2. When, how and why started you

I was always interested in art. As a child I would always draw – copying pictures from books and magazines. Since art school was out of the question, it stayed a hobby, which I developed throughout the years. My first exhibition was in 2001 and since then, my sculpting partner and I have participated in over 50 group exhibitions across the globe, more than 20 solo exhibitions and our work can be found in many prominent collections worldwide. After completing my Ph.D. in 2004, I decided the time was right to become a professional artist and to the disappointment of those around me, I refused a very lucrative offer for a post-doc position to focus on art.

3. What are you basic artistic expressions? Tell me something about the tools you use.

I have many tools in my toolbox. Until recently, my main focus was on figurative sculpture – but not in the classical sense of working. I was not content with just casting bronze or welding metal. I wanted to work the material itself. Change the shape of the steel, aluminium or bronze directly and not by casting it into another shape I had created in clay. I invented a new way of working – taking large flat sheets of metal (steel, bronze, aluminium) and very large hammers (my main tools) and banging out figurative shapes until the final sculpture takes from. Most of the hammers are handmade.

In 2007 I started to branch out into the world of photography and performance art. In the first, my tool is the camera. In the second, it is my body. Recently, I have started to look at combining art and science. In these cases, the tools I apply in my scientific investigations into the characteristics of the planet we live on become the tools I use to express myself to the world.

4. When did you start dealing artistically with the Holocaust?

Dealing with the Holocaust came about my accident. I was working documenting Doron Polak, a curator and performance artist from Israel who deals specifically with topics of memories and the Holocaust. I saw him stand in the corner. I saw him put bread on his head. I saw him cover himself with newspapers – his interactions with everyday objects became a way of confronting his past. I was fascinated. I wanted to understand what he was trying to say. What he was feeling. So I stepped out from behind the camera and onto the stage. For my last birthday, my parents gave me a unique present – a family album also containing pictures of family members who were killed in the holocaust. I used this in my work with Doron, which now took on a very personal meaning to me. Last year, there were two important stations on this personal journey – the first was in Vilnius where I first participated in A Virtual Memory and where my mother’s family is suspected to come from. The second was to Brazil, specifically to Sao Paulo where my grandfather lived for 6 years before finally being allowed into North America (Canada) after escaping Poland just before the outbreak of the war. Both experiences have deeply affected me and their influence on my current artistic work is beginning to show.

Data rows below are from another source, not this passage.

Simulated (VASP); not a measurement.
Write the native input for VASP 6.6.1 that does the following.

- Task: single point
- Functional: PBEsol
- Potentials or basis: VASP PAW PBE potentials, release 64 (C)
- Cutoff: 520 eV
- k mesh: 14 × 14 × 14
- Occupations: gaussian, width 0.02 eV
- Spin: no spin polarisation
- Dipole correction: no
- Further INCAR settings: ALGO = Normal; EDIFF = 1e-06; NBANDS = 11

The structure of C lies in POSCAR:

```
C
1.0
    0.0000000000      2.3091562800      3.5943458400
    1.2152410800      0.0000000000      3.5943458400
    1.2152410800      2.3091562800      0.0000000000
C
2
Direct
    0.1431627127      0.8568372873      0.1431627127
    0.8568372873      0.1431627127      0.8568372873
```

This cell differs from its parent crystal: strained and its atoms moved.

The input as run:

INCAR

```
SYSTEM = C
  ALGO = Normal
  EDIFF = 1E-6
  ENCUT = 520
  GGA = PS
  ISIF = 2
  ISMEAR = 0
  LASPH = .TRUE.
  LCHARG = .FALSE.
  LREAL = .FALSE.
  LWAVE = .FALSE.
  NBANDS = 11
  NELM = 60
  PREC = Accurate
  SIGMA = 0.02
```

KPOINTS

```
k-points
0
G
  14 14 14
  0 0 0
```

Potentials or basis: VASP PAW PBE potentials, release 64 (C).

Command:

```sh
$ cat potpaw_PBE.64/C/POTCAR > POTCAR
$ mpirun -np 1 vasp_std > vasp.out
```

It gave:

5. What kind of meaning has the Holocaust to you personally? Are your family or friends affected or did the topic come by chance?

Of my father’s family, only his father and a few aunts and uncles survived. The Holocaust was something that I grew up with. It was always there but never really dealt with. It was in the background. I knew that my family was murdered. But it wasn’t something that I directly felt. That is until I started, by chance, to deal with it through my art.
My science also brought me face to face with the Holocaust. In 1997 I was sent to Berlin for three months to work in a laboratory of the German Research Center for Geosciences (GFZ) in Potsdam. This was my first trip to Germany and the first time that a member of my family had ever been since the war. My father took it hard but understood. I specifically remember that it was only on the last day of my stay in Germany – before I left for the airport, that the other members (German) of the lab that was hosting me dared to ask me about the Holocaust and my family…

6. Besides the historical relevance related to the persecuted Jews and other people, the Holocaust has a universal relevance. Why is the Holocaust affecting all humans anywhere?

The lessons of the Holocaust are universal lessons that we cannot allow ourselves, as human beings regardless of race, religion or gender, to forget. As dictators continue to persecute minorities in their countries, it is the world’s duty to step in and take action. The Holocaust stands as a warning sign to everyone – this can happen again if we are not careful.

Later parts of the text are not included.